I am building the capability to frame-accurately trim video files on Android. Transcoding is implemented with MediaExtractor
, MediaCodec
, and MediaMuxer
. I need help truncating arbitrary Audio frames in order to match their Video frame counterparts.
I believe the Audio frames must be trimmed in the Decoder output buffer, which is the logical place in which uncompressed audio data is available for editing.
For in/out trims I am calculating the necessary offset and size adjustments to the raw Audio buffer to shoehorn it into the available endcap frames, and I am submitting the data with the following code:
MediaCodec.BufferInfo info = pendingAudioDecoderOutputBufferInfos.poll();
...
ByteBuffer decoderOutputBuffer = audioDecoder.getOutputBuffer(decoderIndex).duplicate();
decoderOutputBuffer.position(info.offset);
decoderOutputBuffer.limit(info.offset + info.size);
encoderInputBuffer.position(0);
encoderInputBuffer.put(decoderOutputBuffer);
info.flags |= MediaCodec.BUFFER_FLAG_END_OF_STREAM;
audioEncoder.queueInputBuffer(encoderIndex, info.offset, info.size, presentationTime, info.flags);
audioDecoder.releaseOutputBuffer(decoderIndex, false);
My problem is that the data adjustments appear to affect only the data copied onto the output audio buffer, but not to shorten the audio frame that gets written into the MediaMuxer
. The output video either ends up with several milli-seconds of missing audio at the end of the clip, or if I write too much data the audio frame gets dropped completely from the end of the clip.

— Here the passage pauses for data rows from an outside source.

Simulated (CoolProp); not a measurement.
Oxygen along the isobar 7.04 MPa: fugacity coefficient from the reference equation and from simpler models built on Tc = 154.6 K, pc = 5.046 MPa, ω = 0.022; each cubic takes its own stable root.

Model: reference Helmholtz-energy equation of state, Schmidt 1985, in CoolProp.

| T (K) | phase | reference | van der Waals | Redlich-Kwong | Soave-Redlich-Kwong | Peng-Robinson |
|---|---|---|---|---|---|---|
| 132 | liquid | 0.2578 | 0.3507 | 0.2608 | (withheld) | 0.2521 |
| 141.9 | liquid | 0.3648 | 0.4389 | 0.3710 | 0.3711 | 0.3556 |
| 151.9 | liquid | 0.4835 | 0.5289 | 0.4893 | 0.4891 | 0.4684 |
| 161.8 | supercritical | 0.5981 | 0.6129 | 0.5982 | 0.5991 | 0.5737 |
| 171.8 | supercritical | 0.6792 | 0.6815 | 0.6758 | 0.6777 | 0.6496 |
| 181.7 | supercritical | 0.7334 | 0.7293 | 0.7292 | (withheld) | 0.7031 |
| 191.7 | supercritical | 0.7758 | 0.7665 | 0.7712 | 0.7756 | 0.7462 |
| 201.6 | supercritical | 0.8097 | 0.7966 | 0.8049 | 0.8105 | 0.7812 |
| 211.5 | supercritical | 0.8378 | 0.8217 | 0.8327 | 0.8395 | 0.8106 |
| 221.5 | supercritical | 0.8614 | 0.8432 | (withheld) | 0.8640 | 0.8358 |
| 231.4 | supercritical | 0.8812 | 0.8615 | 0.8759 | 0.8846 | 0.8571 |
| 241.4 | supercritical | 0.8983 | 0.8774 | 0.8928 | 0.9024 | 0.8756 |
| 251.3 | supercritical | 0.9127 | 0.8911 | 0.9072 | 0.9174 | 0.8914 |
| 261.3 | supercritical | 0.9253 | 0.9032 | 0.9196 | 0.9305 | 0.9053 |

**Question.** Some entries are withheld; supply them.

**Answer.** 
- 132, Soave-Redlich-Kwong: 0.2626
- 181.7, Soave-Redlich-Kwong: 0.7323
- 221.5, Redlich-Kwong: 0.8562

How to properly trim an Audio Frame?
There's a few things at play here:
As Dave pointed out, you should pass 0 instead of info.offset
to audioEncoder.queueInputBuffer
- you already took the offset of the decoder output buffer into account when you set the buffer position with decoderOutputBuffer.position(info.offset);
. But perhaps you update it somehow already.
I'm not sure if MediaCodec audio encoders allow you to pass audio data in arbitrary sized chunks, or it you need to send it exactly full audio frames at a time. I think it might accept it though - then you're fine. If not, you need to buffer the audio up yourself and pass it to the encoder once you have a full frame (in case you trimmed out some at the start)
Keep in mind that audio also is frame based (for AAC, it's 1024 samples frames unless you use the low delay variants or HE-AAC), so for 44 kHz, you can have audio duration only with a 23 ms granularity. If you want your audio to end precisely after the right amount of samples, you need to use container signaling to indicate this. I'm not sure if the MediaCodec audio encoder flushes whatever half frame you have at the end, or if you manually need to pass it extra zeros at the end in order to get the last few samples, if you aren't aligned to the frame size. It might not be needed though.
Encoding AAC audio does introduce some delay into the audio stream; after decoding, you'll have a number of priming samples at the start of the decoded stream (the exact number of these depends on the encoder - for the software encoder in Android for AAC-LC, it's probably 2048 samples, but it might also vary). For the case of 2048 samples, it exactly lines up with 2 frames of audio, but it can also be something that isn't a whole number of frames. I don't think MediaCodec signals the exact amount of delay either. If you drop the 2 first output packets from the encoder (in case the delay is 2048 samples), you'll avoid the extra delay, but the actual decoded audio for the first few frames won't be exactly right. (The priming packets are necessary to be able to properly represent whatever samples your stream starts with, otherwise it will more or less converge towards your intended audio within 2048 samples.)